The Problem With A Three Strike Response To Australian Piracy

The Problem With A Three Strike Response To Australian Piracy

If the government’s anti-piracy submissions have told us anything so far, it’s that most rights holders and studios want a graduated response, or “three strikes” scheme, for Australia to reduce what they see as rampant content piracy. The resistance to the idea in the ISP community stems from the idea that a three strike notice scheme is expensive to maintain, and they’re not wrong: cost is the problem that may hold up the whole anti-piracy process.

Several countries have graduated response schemes right now, including the US, UK, Korea and our close neighbours across the Tasman in New Zealand.

Each scheme is based on the idea that if an ISP catches a user downloading what it defines as copyright-protected material over services like P2P or BitTorrent, it sends them a letter with some sort of warning. After a specified number of warnings, action is taken against that particular user.

Submissions from the likes of Village Roadshow and Foxtel have found that ideal punishments would include the slowing of an offender’s internet connection, or the blocking of pages.

Users in each system have the right to appeal copyright notices for a nominal fee, which is refunded should the notice be found to have been issued in error.

What’s not covered in depth by many of the submissions to the Attorney-General’s department is who pays for such a scheme, mostly because running one is regarded as particularly costly for whoever fronts up to foot the bill. It would appear that everyone would love the piracy problem to stop via a three strikes scheme, but not if it costs oodles of dollars to do so.

The New Zealand model, for example, is one that the industry finds particularly unattractive because of its cost.

In NZ, users are issued with three notices: a detection notice, a warning notice and an enforcement notice. On the third warning, the rights holder is free to bring the wrath of the courts onto offenders, with fines up to $15,000 allowable.

Here’s where it gets unattractive for studios: New Zealand ISPs are charging $NZ25 per notice that they have to process.

Writing in its submission to the Government’s copyright consultation yesterday, Foxtel in particular was more than up front about why it doesn’t want the New Zealand model in Australia: because the price is too damn high:

Why the New Zealand costs model should be avoided in Australia

A stark demonstration of the excessive costs of issuing notices in New Zealand can be seen when you apply the per-notice cost to the rate of piracy of Foxtel programs. As mentioned, during 10 days in August monitoring for Foxtel detected around 40,000 unauthorised downloads of just four Foxtel programs. Fifty-seven per cent of these, or around 22,800 downloads, occurred in Australia.

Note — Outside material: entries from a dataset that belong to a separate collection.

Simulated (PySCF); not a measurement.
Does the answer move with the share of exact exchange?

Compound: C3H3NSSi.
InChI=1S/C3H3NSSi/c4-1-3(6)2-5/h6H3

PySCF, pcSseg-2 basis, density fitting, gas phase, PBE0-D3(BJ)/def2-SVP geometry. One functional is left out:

Assuming that the amount per notice was set at AUD$25, even if only one notice was sent in relation to each of these 22,800 downloads this would cost Foxtel $570,000 in respect of four programs over ten days. If three notices were required in relation to these downloaders, this would balloon to $1.71 million. This is clearly excessive. To set such a high fee would render the scheme inoperable due to prohibitive cost. It would be much more effective for content owners and ISPs to bear their own costs so there is an incentive for the scheme to be run as cost-efficiently as possible.

The future success of any graduated response scheme is going to come down to who pays, and just how much the bill is per offence.